Gas, oil regulations remain unsettled


Landowners and gas and oil producers held their breath June 26, awaiting a vote from the Elbert County commissioners amending the county’s zoning regulations for oil and gas exploration.

The decision is perhaps one of the most important issues to come before the county in decades. But when the daylong meeting ended with a vote to continue discussions, many stakeholders discovered the devil was, indeed, in the details.

“In my opinion, this document is simply not ready,” said District 2 Commissioner Kurt Schlegel.

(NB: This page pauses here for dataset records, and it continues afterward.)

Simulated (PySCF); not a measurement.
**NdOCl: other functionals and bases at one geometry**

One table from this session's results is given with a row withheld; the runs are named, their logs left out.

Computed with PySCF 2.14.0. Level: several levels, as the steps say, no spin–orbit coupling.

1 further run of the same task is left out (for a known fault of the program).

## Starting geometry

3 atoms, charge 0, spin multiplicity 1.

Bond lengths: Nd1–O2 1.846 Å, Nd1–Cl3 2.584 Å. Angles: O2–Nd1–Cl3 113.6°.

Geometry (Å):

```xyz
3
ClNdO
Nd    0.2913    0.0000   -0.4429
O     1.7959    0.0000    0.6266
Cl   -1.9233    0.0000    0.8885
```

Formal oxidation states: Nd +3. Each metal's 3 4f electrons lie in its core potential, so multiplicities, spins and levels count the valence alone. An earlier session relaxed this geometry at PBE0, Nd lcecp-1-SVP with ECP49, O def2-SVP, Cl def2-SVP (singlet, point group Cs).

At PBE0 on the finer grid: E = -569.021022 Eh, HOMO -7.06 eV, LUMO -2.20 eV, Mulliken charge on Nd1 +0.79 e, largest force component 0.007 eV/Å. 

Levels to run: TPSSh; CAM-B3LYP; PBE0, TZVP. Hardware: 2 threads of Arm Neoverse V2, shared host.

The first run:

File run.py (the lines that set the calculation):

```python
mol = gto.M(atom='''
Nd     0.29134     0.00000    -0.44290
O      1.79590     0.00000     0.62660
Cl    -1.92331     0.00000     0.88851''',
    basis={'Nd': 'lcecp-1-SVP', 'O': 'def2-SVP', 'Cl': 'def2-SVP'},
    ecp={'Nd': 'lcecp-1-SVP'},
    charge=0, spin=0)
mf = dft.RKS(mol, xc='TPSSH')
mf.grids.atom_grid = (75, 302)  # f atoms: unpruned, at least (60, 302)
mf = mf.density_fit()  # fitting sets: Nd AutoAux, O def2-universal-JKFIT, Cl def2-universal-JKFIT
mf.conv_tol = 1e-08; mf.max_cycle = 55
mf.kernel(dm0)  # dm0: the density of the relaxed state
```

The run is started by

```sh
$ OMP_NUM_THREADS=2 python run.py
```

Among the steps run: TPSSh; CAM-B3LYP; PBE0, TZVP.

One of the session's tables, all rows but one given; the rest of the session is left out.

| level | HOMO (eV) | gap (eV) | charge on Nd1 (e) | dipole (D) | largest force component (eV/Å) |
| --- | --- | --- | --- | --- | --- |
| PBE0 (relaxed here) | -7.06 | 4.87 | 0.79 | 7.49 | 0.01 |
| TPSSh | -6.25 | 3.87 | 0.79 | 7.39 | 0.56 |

Quarrels over grammar, syntax and whether or not a memorandum of understanding should be “coupled” with the new zoning regulations raised hackles and left many feeling there was some sort of underlying agenda.

District 3 Commissioner Larry Ross tried twice to clarify that the land use amendment and the memorandum of understanding that would be offered to gas and oil producers were not one and the same.

“These are two separate documents,” said Ross. “One is a regulation that covers land usage and the other is a contract.”

Memorandums of agreement, or MOUs, are often cited in land use regulations, noted Ross, but they have no place beyond that.

In this case, land use regulations would govern the use of county land by gas and oil producers. By statute, they must complement, but not exceed, laws set forth by the state. Producers must apply for and be granted a permit before any drilling or exploratory operations may begin — a process that can take months.

However, many counties and municipalities offer MOUs as part of a voluntary administrative process to speed the permitting process along. Those producers that opt not to agree to county requirements in the MOU would be require to complete the standard permitting process for gas and oil development.

According to Carolyn Parkinson of the Elbert County Community Development Services Department, the county can’t force producers to agree to more stringent practices such as increased setbacks and restrictions on water usage, but it can dangle the element of time as a carrot.

In short, the MOU is essentially a trade-off between the county and the producer, exchanging agreement to a county wish list for expedited permitting.

“What we are dealing with here, today, is land use only,” explained Ross.

But residents, even some who helped craft the documents, insist the regulation and the MOU should be “coupled.”

“The only reason this county got consensus on this issue was the fact the two (documents) were coupled,” said Tony Carrado. “We can’t restrict the oil companies by the regulation alone. Decoupling it from the MOU makes the regulation meaningless and opens Pandora’s box.”

“Oil and gas are inevitable here in Elbert County,” said District 1 Commissioner Robert Rowland. “And we’ve come too close to screw this up now — we’ve got to get this right.”

A unanimous vote by the board continued the meeting until July 10 and directed staff to collect syntax and grammatical changes for review at that time.